Brett M. Sause, LUTCF®, LTCP®, CLTC®, RFC®, LACP®, FSCP®
Principal & CEO
Beta is a statistical measure of volatility. It's the ratio of the volatility of your fund, as measured by its standard deviation of returns, to the volatility of the market as measured the same way. A beta of 1.00 means the fund is exactly as volatile as the market.
You measure standard deviation by using the mean (in the case of investments, the long term average return) and taking the sum of the squares of the difference between each period return and the mean. You use squares in order to eliminate offsetting the positive deviations with negative ones. The standard deviation is the square root of that number. Are you sufficiently confused now?
When we refer to "risk" in investing, we really mean the volatility. That is, what is the probability that something unexpected might happen? (Remember that it's equally likely that an "unexpected" return would be better than average as it would be to be worse.) In general, risk and return are related and a fund that has a high historical return might have achieved it by taking higher-than-average risk. That's why beta is included in a fund-analysis. (By the way, in your question you switch from "analyzing a stock" to "choosing ... funds." I think beta is a little more useful for analyzing funds than it is for analyzing stocks, but I don't think highly of it as a guide to selecting anything. I say that because it's an historical measure, backward-looking. If your stock had a period of volatility last year around a unique event that is unlikely to recur, it would have a high historical beta. But this would be no indicator of its future volatility.

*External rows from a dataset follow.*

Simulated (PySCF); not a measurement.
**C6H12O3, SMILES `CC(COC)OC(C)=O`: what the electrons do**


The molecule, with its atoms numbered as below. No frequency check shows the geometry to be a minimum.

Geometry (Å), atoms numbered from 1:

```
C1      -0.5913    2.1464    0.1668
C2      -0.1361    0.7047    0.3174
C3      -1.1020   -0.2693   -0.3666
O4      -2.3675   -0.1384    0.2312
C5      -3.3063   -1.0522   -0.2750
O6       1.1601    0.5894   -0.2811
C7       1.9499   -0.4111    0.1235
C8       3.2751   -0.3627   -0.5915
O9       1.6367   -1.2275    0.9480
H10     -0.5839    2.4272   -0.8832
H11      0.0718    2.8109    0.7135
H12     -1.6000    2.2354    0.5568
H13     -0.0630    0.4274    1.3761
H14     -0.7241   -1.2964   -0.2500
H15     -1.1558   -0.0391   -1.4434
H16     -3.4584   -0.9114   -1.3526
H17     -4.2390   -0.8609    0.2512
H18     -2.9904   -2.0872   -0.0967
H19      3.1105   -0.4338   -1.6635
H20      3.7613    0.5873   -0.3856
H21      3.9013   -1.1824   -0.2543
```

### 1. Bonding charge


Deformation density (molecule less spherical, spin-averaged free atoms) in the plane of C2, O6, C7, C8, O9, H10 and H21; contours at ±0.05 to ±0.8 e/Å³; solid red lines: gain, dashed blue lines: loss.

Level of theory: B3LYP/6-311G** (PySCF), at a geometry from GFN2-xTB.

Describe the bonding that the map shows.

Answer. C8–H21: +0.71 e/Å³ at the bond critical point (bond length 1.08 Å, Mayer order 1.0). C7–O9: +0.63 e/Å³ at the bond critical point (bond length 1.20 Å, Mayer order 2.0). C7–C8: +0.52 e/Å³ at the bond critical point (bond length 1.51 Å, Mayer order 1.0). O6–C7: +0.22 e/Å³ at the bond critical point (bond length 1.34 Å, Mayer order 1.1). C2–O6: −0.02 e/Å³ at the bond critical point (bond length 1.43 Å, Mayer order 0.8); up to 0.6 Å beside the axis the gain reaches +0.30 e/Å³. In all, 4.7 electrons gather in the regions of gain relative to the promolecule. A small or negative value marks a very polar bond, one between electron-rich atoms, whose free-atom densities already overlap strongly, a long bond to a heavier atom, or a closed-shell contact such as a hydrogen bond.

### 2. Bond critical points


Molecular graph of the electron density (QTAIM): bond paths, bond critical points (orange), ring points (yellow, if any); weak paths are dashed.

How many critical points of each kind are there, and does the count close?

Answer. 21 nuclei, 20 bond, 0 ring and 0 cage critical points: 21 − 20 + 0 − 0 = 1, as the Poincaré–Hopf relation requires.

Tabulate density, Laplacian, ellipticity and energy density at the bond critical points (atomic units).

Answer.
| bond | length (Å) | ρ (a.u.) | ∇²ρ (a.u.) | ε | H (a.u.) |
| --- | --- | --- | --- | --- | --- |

In addition, I would mention that a low-beta portfolio might be so boring that you would never make money. The point is not to avoid risk at any cost; the point is to manage it sensibly. There are lots of high-volatility stocks of companies that are in relatively low-risk businesses. Focus on the company you want to invest in, and select companies that are well-managed, financially sound, innovative, with a sustainable competitive advantage, and reasonably priced in the market (or bought when the market is down). Good luck.
You are asking a good question. Essentially, it is the way a fund or a stock moves based on the overall market. The information can be valuable if you know how you are trying to invest and what you are trying to accomplish. If you want to own a fund that moves opposite the direction of the market, you would not want a high beta. Here is the definition that investopedia provides- I hope this helps answer your question.
Beta, also known as the "beta coefficient," is a measure of the volatility, or systematic risk, of a security or a portfolio in comparison to the market as a whole. Beta is calculated using regression analysis, and you can think of it as the tendency of an investment's return to respond to movements in the market. By definition, the market has a beta of 1.0. Individual security and portfolio values are measured according to how they deviate from the market.
A beta of 1.0 indicates that the investment's price will move in lock-step with the market. A beta of less than 1.0 indicates that the investment will be less volatile than the market. Correspondingly, a beta of more than 1.0 indicates that the investment's price will be more volatile than the market. For example, if a fund portfolio's beta is 1.2, it's theoretically 20% more volatile than the market.
Conservative investors looking to preserve capital should focus on securities and fund portfolios with low betas, while those investors willing to take on more risk in search of higher returns should look for high beta investments.
Yale Bock, CFA
Y H& C Investments
Beta is a measure of risk. For instance, the S&P 500 has a beta of 1 and when comparing a corresponding investment that also has a beta of 1 that means they technically have the same risk characteristics and you would expect the same type of volatility. If the underlining investment has a beta .2 that means it has 20% of the comparable risk and if the market went up 10% you would expect that investment to go up 2% and vice versa in a down market. If it has a beta of .9 that means it has 90% of the risk and 90% of the expected returns on the up and the down. If data is available for R2, that is also worthwhile when comparing metrics to an index. R2 of 100 means a direct fit. R2 of 50 means half the time the data sets may correspond making a comparison rather meaningless.